Art matters in more way than one. Unfortunately in many public schools, when funding has been cut, the arts is first to go. I am here to say that I think it should be completely opposite. As a teacher, art was one of my favorite subjects to teach. More importantly, it was one of my favorite subjects for my students to learn. As a parent, art has been one of the most motivating and engaging topics my children have learned. I could see the difference in my child's enthusiasm and overall thinking of the world when they had an actual "art teacher" and art class the last two years at our international school. The teacher worked hard at integrating the arts with subjects the classroom teachers was working on, but the vocabulary and perspective my children learned with using different mediums and being exposed to different art forms was vast and diverse and helped them grow as diverse global citizens... a goal we should all want for our children. Obviously, an art teacher in most public schools is seen as an "extra" and not as a necessity.

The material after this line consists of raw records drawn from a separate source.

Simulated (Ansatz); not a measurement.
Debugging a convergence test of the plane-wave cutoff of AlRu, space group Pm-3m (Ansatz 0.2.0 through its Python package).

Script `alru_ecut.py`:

What we need in education, however is more art! The research tells us again and again that art enhances test scores increasing academic achievement, improves better attitudes (behavior), teaches fine motor skills, and increases critical thinking skills and creativity.
Even when there is not art teacher, a teacher can do a lot to integrate the arts into the classroom. It is an additional responsibility and I believe in order to do well, the teacher should probably have a passion for art.
As a classroom teacher myself and an art lover, I looked forward to our Friday afternoons we saved for our research and discovery into our artist of the month. We studied famous artists, local artists, and learned much more than just the life or art type (impressionism, cubism, abstract, etc.) but about the world. We integrated literacy standards and technology standards as we researched about Michelangelo and then laid on our backs to draw our own Sistine Chapels. We used a website to research Leonardo DaVinci that entered our names one way, and came out how Leonardo would have written them- backwards. We created Starry Nights, power points of our favorite artists, visited art museums, and our own Pablo Picasso abstract "silly faces" to integrate with our president reports. The memories I look back upon fondly. It is also what my students who are now in their 20's told me was one of their favorite things we did together and opened their mind to the world.
In fact, one of my first graders loved our art learning so much she worked to save her allowance all year so she could go see the "Sistine Chapel" in person. She did chores around the house all year and by the end of the year had earned enough for airfare to Rome. Her mother took her in the summer and the experience and knowledge she gained was incredible!
Now we can't all take our children to Rome, but as parents we can make sure we are taking our children to art galleries, museums, exposing them to different landmarks with sculptures, and provide them with spaces and art supplies to create their own masterpieces at home.
Screen Free Week is the perfect time to break out the colored pencils, crayons, markers, oil pastels and paints (if you have them) and create some art together! Upcycling is also a part of art that has seen an increase in engagement with students these past years... so let your children create sculptures out of recycling, cut wood into models, make garden art, paint canvasses, and enjoy the world of art.